Plaintiff does not dispute that the vacancy announcement for the GS-13 program analyst position was cancelled. That fact casts doubt on whether plaintiff has established a prima facie case of discrimination, because she has failed to demonstrate that the agency filled the position for which she applied. See, e.g., Morgan v. Federal Home Loan Mortgage Corp., 172 F. Supp. 2d 98, 111 (D.D.C. 2001). But in any event, defendant has convincingly explained that the vacancy was cancelled because the responsible manager wanted to recast the position differently, as to both its grade and functions. See Def. Mot. for Summ. J., Ex. 8. Plaintiff offers no rebuttal of this explanation, nor does she cast any doubt on its validity.

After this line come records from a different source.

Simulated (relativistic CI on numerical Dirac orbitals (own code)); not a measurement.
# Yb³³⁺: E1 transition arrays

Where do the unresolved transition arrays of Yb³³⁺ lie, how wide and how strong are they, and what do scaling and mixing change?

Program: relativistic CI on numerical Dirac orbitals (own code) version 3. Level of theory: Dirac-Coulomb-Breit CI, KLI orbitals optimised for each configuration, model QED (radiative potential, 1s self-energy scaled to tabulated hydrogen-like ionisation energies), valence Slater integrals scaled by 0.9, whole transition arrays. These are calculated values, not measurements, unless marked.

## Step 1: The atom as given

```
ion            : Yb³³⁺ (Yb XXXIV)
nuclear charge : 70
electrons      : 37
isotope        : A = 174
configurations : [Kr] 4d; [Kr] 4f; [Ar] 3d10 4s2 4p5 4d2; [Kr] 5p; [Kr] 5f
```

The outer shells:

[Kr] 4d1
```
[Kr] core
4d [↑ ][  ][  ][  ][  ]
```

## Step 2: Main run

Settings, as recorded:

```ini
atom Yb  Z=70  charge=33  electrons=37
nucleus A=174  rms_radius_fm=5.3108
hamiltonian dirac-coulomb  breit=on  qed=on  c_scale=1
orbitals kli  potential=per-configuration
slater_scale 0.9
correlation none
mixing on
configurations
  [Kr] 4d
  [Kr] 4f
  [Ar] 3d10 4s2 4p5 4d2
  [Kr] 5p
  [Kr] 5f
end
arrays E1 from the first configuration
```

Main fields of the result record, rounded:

Instead, her only argument is that the record evidence on which defendant reliesprimarily various e-mails -- should be stricken as inadmissible hearsay. Plaintiff's argument is strictly procedural, as she provides no basis to challenge the trustworthiness of the evidence or, ultimately, the truthfulness of defendant's explanation for canceling the vacancy announcement. Records of public agencies such as those challenged by plaintiff are generally admissible, the Court concludes, under Fed.R.Evid. 803(8), and should not be stricken here in any event.

Plaintiff fares no better in her challenges to the validity of the desk audits which are defendant's proffered explanation for plaintiff's failure to achieve promotion to the GS-13 level. The principal audit was conducted by AID and is the undisputed basis for defendant's decision not to reclassify plaintiff's position from a GS-12 to a GS-13. See Def. Mot. for Sum. J., Exs. 11 and 12, at p. 4. The desk audit focused on the duties actually being performed by plaintiff, and plaintiff's own responses to questions in large part established that she was not carrying out new job responsibilities sufficient to support an upgrade to GS-13. See Def. Mot. for Summ. J., Ex. 11(Manlian Aff. ¶¶ 6, 11). Hence, even without any adverse comments from supervisors, the conclusion still was that plaintiff's position should not be classified as a GS-13. Id. ¶ 8.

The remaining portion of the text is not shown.